DCU Business School MSDM (Masters in Digital Marketing) students recently went on the programme’s annual India trip. Read their third blog about their visit to Wipro:

On our last day in Bangalore, we got the opportunity to visit the Wipro headquarters in Bangalore India. We were greeted at the gate by two graduates who had recently started working with there. We were brought into a conference room and had various talks from different people in the different sectors of the company such as marketing, IT, management and HR. It was really great to gain some insights into the marketing that is performed by Wipro.

Worldwide, Wipro employs over 170,000 people. Between the two campuses in Bangalore over 20,000 people are employed. The campus itself was extremely impressive. It had a number of restaurants, a gym, many different offices, a swimming pool and also. a butterfly garden where he said that they encourage their employees to go for a short time each day to reflect and relax Our guide brought us on a tour and described the working environment to us. The campus is open 24-hours a day with a rotation of employees working at various times throughout the day.

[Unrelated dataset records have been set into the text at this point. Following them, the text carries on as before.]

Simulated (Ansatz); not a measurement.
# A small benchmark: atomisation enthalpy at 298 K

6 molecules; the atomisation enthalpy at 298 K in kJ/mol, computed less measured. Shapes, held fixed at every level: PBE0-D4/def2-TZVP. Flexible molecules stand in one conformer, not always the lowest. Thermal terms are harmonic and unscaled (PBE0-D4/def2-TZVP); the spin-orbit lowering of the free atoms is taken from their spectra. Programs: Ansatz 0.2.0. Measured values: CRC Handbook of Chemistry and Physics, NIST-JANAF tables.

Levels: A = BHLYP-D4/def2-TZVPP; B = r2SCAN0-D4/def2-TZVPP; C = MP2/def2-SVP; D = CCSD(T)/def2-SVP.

Shortly after our tour of the campus we were brought to was the ‘Technovation Centre’. This is where they develop and test their newest innovations. They first talked us through the process, then showed us some of the innovations they had been working on. They work a lot with virtual reality, sensor control, and advancing technology to make business easier. The first innovation we looked at was a floor map that was controlled by hand sensors. You could scroll through a map of a mall, search for products you wanted for example, clothes, household items etc. and select them, they then popped up as an image which you could select then it would take you to the relevant store and show you a map based on where in the mall you currently where.

The next innovation we were shown was virtual reality glasses. Two members of DCU MSDM got the chance to try them out. The setting was a store where you could select items to put in your basket then bring to the checkout. They are working with stores to develop a virtual world of the store and enable customers to shop like this in the future. The next innovation we were shown was a phone app that allowed you to scan the content of a box and project a 3D image of the contents so you could see actually size and dimensions.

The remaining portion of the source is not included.